Romania will not sell its prized natural gas producer Romgaz to a strategic investor but will consider listing it on a stock exchange along with other companies from the energy sector, a minister said yesterday. The government had planned to sell a majority stake in the country’s second-biggest gas producer this year as part of its strategy to overhaul the debt-ridden energy sector before expected European Union entry in 2007. But Economy Minister Codrut Seres told Reuters in an interview that the initial Cabinet plan to give up control over Romgaz was no longer on the table. “We do not need a strategic partner,” Seres said. “Romgaz needs a different approach. Either listing on a stock exchange both in Bucharest and abroad or a minority shareholder with a management agreement.”

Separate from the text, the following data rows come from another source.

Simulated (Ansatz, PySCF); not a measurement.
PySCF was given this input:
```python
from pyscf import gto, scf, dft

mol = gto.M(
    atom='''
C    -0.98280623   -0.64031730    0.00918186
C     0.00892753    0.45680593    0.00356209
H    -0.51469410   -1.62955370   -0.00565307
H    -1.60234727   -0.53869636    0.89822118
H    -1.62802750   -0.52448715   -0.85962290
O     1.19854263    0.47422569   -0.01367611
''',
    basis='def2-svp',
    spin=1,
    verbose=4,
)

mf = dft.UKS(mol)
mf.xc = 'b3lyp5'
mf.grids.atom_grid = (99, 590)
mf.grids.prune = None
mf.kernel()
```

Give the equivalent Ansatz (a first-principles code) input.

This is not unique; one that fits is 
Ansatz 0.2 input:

The ministry had aimed to sell a 30 percent stake in Romgaz followed by a share capital increase to boost an investor’s stake to at least 51 percent or sell a majority stake directly. In addition, the ministry had planned listing of up to 15 percent of Romgaz and other state-owned firms to boost activity on the illiquid Bucharest stock exchange. Credit Suisse First Boston was hired to advise the Cabinet on what would be the best strategy for Romgaz and its recommendation should be ready early next year, Seres said. “There’s no urgency to sell 51 percent of Romgaz... and I really think that discussing its privatization is a topic for the next two years,” he said.
Six major companies have expressed an interest in taking over Romgaz, which produces about 7 billion cubic meters of gas annually, over the past months. These firms are: E.ON Ruhrgas, BASF unit Wintershall, Russia’s LUKOIL, Gazprom, Gaz de France and Hungary’s MOL.
Romania’s gas consumption is the highest in Eastern Europe at 18 billion cubic meters a year. It covers about 65 percent of its needs from its own sources and imports the rest from Russia.
New listings
Seres also said the government had no intention to sell the monopoly gas pipeline operator, Transgaz, but said the firm’s shares should appear on the Bucharest bourse sometime next year. “Transgaz will not be sold to a strategic investor for sure. We have a similar plan as with Transelectrica and plan to list 15 percent,” he said. Last month’s offering of a 10 percent stake in power grid Transelectrica was almost six times oversubscribed. Fully state-owned Transgaz reported a turnover of 770 million lei (216 million euros) and a net profit of 138 million lei in 2005. It transported some 16.2 billion cubic meters of gas last year. Seres said the bourse listing may also be the best option for the planned sale of three smaller electricity distributors, Electrica Transilvania Nord and Sud and Electrica Muntenia Nord, which serve some 3.4 million clients in total. “The last three distributors are not such big companies so there might be a recommendation to privatize them in a package of two-plus-one,” he said.